Julie & Julia
JULIE & JULIA (2009)
Starring Meryl Streep, Amy Adams, Stanley Tucci, Chris Messina, Linda Emond, Helen Carey, Mary Lynn Rajskub, Jane Lynch, Joan Juliet Buck, Crystal Noelle, George Bartenieff, Vanessa Ferlito, Casey Wilson, Jillian Bach, Andrew Garman, Frances Sternhagen and the voice of Mary Kay Place.
Screenplay by Nora Ephron.
Directed by Nora Ephron.
Distributed by Columbia Pictures. 123 minutes. Rated PG-13.
Nora Ephron is a terrific writer; however, her movie career has been much more up and down than her literary career. She has been responsible for two film masterpieces – When Harry Met Sally (which she wrote but did not direct) and Sleepless in Seattle. You’ve Got Mail, a third film she made with Meg Ryan (who co-starred in the other two) was very likable if not quite a masterpiece. However, for every good film she has made, we have had to sit through two or three stinkers from her – such as Bewitched, Michael, My Blue Heaven, Mixed Nuts, Lucky Numbers, Hanging Up and This Is My Life.

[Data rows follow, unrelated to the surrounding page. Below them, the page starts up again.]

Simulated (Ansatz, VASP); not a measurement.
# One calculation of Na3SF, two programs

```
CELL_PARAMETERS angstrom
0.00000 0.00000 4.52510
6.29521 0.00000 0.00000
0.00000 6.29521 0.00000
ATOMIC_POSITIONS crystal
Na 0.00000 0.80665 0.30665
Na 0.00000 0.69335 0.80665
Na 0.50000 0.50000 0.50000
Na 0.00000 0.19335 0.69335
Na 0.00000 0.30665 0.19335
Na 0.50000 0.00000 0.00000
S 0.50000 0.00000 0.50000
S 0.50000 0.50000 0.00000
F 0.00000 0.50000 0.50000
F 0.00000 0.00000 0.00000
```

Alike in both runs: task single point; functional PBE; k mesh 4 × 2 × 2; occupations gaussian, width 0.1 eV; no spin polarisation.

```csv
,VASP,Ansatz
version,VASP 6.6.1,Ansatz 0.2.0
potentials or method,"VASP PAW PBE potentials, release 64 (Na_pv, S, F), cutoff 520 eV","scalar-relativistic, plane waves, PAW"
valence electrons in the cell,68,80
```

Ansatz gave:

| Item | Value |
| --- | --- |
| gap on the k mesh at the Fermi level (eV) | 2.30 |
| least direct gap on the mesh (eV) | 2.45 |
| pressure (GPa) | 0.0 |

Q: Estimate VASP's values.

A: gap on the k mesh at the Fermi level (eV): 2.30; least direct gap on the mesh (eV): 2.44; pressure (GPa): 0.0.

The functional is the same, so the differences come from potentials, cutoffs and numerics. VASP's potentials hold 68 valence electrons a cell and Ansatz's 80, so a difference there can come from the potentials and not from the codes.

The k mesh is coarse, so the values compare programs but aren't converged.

Early on in her film career, she also wrote the screenplay to two relatively good films which were made even better by their star – Meryl Streep. (Those were Silkwood and Heartburn). After all these years, Ephron has reunited with Streep and created what is easily her best film in a decade.
Julie and Julia is not exactly a complete return to form for Ephron, but it is very close.
A tag at the beginning of the film points out that the movie is “Based on Two True Stories.” Perhaps this is why the film falters a little, one of those true stories is infinitely more interesting than the other.
The narrative bounces back and forth between these two storylines, going from 1950s Paris to new millennium Queens with verve and style – and yet stylistically and substantively it seems like two very different movies.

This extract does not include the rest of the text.